Lucian Freud, Dark Coat II, 1948
Lucian Freud, Palm Tree, 1942
Lucian Freud, Head of a Man, 1986
Lucian Freud, Tenby Harbour, 1944
Lucian Freud, Cacti and Stuffed Bird, 1943
Lucian Freud, Dead Monkey, 1944
Lucian Freud, Dead Monkey, 1950
Lucian Freud, Interior Scene, 1948
Lucian Freud, La Voisine (The Neighbour), 1947
Lucian Freud, Startled Man: Self-Portrait, 1948
Lucian Freud, Study of Francis Bacon, 1951
Lucian Freud, Head of a Woman Laughing, 1954
Lucian Freud, Self-Portrait, 1961
Lucian Freud, Head of Success II, 1983
Lucian Freud, A Filly, 1969
Lucian Freud, The Painter's Mother, 1972
Lucian Freud, Two Figures from 'Large Interior W11 (After Watteau)', 1983
Lucian Freud, Dark Haired Neighbour, 2010
Lucian Freud, The Painter's Mother, 1940
Lucian Freud, The Painter's Mother
Lucian Freud, Arnold Abraham Goodman, Baron Goodman, 1985
Lucian Freud, Naked Man on a Sofa, 1989
Lucian Freud, Small Garden, 1997
Lucian Freud, Wanted, 2001

Press Release

Lucian Freud Drawings at Acquavella Galleries
Most Comprehensive Works on Paper Exhibition by Freud in the United States

New York, NY - Acquavella Galleries is pleased to announce Lucian Freud Drawings, the most comprehensive survey of works on paper by Lucian Freud ever exhibited in the United States, from May 1st – June 9th, 2012. Curated by William Feaver, the exhibition will include over eighty works spanning from 1940 to the present day, many on loan from prestigious public and private collections. Feaver, who organized Freud’s acclaimed retrospectives at Tate Britain, London (2002) and the Museo Correr, Venice (2005), worked with the artist over a four-year period to assemble the exhibition. The show aims to present Freud’s drawings, often overshadowed by his paintings, as a fundamental aspect of the artist’s oeuvre. Lucian Freud Drawings was organized in cooperation with Blain|Southern in London, where it was on view from February 14th through April 5th, 2012, coinciding with a major retrospective of Freud’s paintings at The National Portrait Gallery.

The works in Lucian Freud Drawings range from intimate portraits of Freud’s family and friends to landscapes and studies of animals. A wide variety of mediums will be on view including charcoal, pastel, conté, pen and ink, crayon, etching and watercolor. The works on paper will also be juxtaposed alongside Freud’s oil paintings to demonstrate how each medium influenced the other.
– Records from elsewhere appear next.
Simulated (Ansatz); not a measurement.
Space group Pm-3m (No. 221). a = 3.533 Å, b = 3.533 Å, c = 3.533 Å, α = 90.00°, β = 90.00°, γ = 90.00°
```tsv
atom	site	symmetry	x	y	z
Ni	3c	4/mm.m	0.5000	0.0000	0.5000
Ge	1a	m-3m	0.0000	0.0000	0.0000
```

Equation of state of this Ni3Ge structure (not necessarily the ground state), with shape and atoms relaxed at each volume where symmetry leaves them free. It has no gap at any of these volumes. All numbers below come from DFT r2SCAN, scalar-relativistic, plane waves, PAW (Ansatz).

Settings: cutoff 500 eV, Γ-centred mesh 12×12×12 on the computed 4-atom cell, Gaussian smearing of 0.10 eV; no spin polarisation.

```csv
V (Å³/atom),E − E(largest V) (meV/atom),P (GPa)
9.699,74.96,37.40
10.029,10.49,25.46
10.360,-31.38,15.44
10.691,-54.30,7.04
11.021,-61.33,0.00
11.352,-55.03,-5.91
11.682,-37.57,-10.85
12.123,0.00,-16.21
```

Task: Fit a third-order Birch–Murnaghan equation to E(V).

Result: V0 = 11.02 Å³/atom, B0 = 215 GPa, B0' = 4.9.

Many of the works were selected by the late artist from sketchbooks and have never been before exhibited. Freud stated “I very much prided myself on my drawing” and understood his drawings to be absolutely integral to his paintings. Feaver also highlights “the interplay between the works on paper, both drawings and etching, and the paintings of the past seventy years”. Feaver underlines that drawing is and always has been “a powerful strand in Freud’s work.” The exhibition traces Freud’s development from early childhood sketches begun in 1930 through work from 2011, the last year of his life. Though Freud’s drawing output became less prolific in the early 1950s, when he began concentrating primarily on painting, the exhibition includes important works on paper from all periods of the artist’s life. The show also covers his work in etching, including his experimentation with the medium in the late 1940s and his more extensive work in etching beginning in the 1980s.

Lucian Freud Drawings represents Acquavella Galleries’ fifth exhibition of the artist’s work. “We were the exclusive representative for Lucian Freud for nineteen years, a relationship that became an enduring friendship,” explained William Acquavella. “We began the conversation about this exhibition several years ago and he was an enthusiastic collaborator, helping to locate major works on paper particularly from the early days of his career. Sadly he did not live to see this exhibition which we hope will establish that, while Freud has been justifiably celebrated as the greatest figurative painter of his generation, his graphic work deserves no less acclaim.”

Lucian Freud (1922 to 2011) was born in Berlin and later emigrated with his family to England. Internationally renowned as a portrait painter, he has painted notable figures including The Queen of England, Lord Rothschild, Baron Thyssen-Bornemisza, Kate Moss, and fellow artists David Hockney and Francis Bacon. Freud has been the subject of numerous museum retrospectives and exhibitions, including shows at the Centre Georges Pompidou in Paris, the Museum of Modern Art in New York, the Irish Museum of Modern Art in Dublin, the Museo Correr in Venice, the Metropolitan Museum of Art in New York, Whitechapel Art Gallery in London, the Hirshhorn Museum and Sculpture Garden in Washington, DC, the Tate Britain, and the Scottish National Gallery of Art.

In addition to his curatorial work, William Feaver is the author of Lucian Freud (New York: Rizzoli, 2007), the most comprehensive publication to date on the artist, covering a span of seventy years.